This has occurred to me before, but I was thinking of it again yesterday as I ate a nice Weinerschnitzel cutlet for lunch at a local German restaurant.
The two dishes seem similar. Moreover, chicken-fried steak is a Texas dish, I believe, and it is particularly popular in the Texas Hill Country, where many German immigrants settled a century ago and where German culture continues to be a presence.
Chicken-fried steak is an eponymous phrase. The steak, some tough, chewy cut was pounded thin to make it tender, dredged in seasoned flour and fried as you would chicken pieces. Steak fried as chicken, see? Easily cooked in fat in a cast iron skillet 'til done, then a milk/cream gravy made from the drippings. One of my particular favorites if done correctly.

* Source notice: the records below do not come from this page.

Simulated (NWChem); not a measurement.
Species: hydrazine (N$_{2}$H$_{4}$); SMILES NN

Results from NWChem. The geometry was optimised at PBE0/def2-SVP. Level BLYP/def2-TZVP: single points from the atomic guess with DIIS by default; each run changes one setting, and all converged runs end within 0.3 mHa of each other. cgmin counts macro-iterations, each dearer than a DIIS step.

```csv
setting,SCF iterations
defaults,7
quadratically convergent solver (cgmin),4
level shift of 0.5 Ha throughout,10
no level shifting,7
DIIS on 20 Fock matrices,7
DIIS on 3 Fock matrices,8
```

Pretty good guess, aaslatten; that exact premise is the current theory (well, one of them, anyway) or the origin of chicken fried steak. German immigrants to Texas tried to emulate their traditional meals with ingredients found here. Their attempts at emualting weinerscnitzel with sauce bechamel or bordelaise eventually became the chicken fried steak with cream gravy we eat today. Here’s a good article from the [http://www.houstonpress.com/issues/2001-01-11/cafe.html]Houston Press by my favorite food critic, Robb Walsh, in response to an article by Geopge Alexander claiming that the idea that there was such a thing as a good chicken fried steak was a joke (the cad!).
No, that would be chicken-fried-steak chicken, if anything at all. The phrase “chicken-fried” means “fried in the manner of a piece of chicken”–breaded then fried. In Indiana, a similar thing is done with pork “loin”.
Well, I am impressed, people. Not ONE person here thought that wienerschnitzel was a hot dog, the fast food restaurant notwithstanding! By the way, that dish is a schnitzel cooked in the Viennese style (the Austrian spelling of that city being “Wien”). I have also seen a “Pariserschnitzel” served in Vienna, among others.
I haven’t seen one of those in ages. When they were more popular I’d wonder how many home-sick Austrian or German tourists stopped at one hoping to find a bit of home, and disappointed to find nothing but hot dogs available there.
There’s a bunch of Weinerschnitzel stands out here in Southern California – two within a few miles of my place – and I admit I originally thought this OP was about the chain. Good thing I kept my yap shut, eh?
Update: Barry Popik, the word sleuth, agrees that the dish probably comes from Texas.
Robb Walsh has a book on Tex-Mex cooking coming out soon. He was appreciative of my email and my finding a 1923 cite for “chicken fried steak.” Nice guy.
I’m personally NOT convinced that the term “chicken fried steak” and the term “country fried steak” are two separate items. I think that Southerners who fried chicken and made gravy in the very early 1900’s might also have cut slices of beef and breaded and fried them(with gravy) at the same time. They may not have had the access to the beef that the Texans did.
I can live with the idea that it came about in Texas first.